I boiled three potatoes chopped into quarters and two carrots chopped into batons. When they were almost cooked I dropped a dozen green beans and two bricks of closely packed cabbage into the pot. When they were all done I drained them and placed them into little or larger piles on my large oval serving platter. The potatoes were a cairn in the middle, the cabbage made haybales at either end and the carrots and beans lay about like roadmakers' tar-brooms at smoko time.
Meanwhile two eggs were simmering in another pot, chattering their undersides on its aluminium base.
I cut two ripe tomatoes into eighths and scattered these about the plate, and took half an unpeeled cucumber and cut it into sticks and added them to the general disarray. Then I peeled the soft-boiled eggs, successfully this time after years of varied results, and sat them way up in the potato cairn like an eagle's eyrie.

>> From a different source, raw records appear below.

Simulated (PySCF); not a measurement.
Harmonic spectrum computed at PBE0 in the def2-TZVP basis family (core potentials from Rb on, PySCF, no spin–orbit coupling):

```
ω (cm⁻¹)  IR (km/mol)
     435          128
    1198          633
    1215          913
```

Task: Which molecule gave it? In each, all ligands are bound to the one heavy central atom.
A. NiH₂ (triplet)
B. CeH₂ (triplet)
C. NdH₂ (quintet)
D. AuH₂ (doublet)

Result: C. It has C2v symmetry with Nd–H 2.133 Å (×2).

The sauce was bubbling away all of this time: two large tablespoons of natural peanut butter (natural meaning the one that has no stabilisers or salt and separates in the jar: it is pure peanut), two tablespoons of sambal oelek, a chopped clove of garlic, a dash of sugar and two very generous squirts of soy.
Sauce into a bowl, serving plates to the table, dip and eat. Lazy gado gado salad. It was hot all night and it rained heavily into the morning.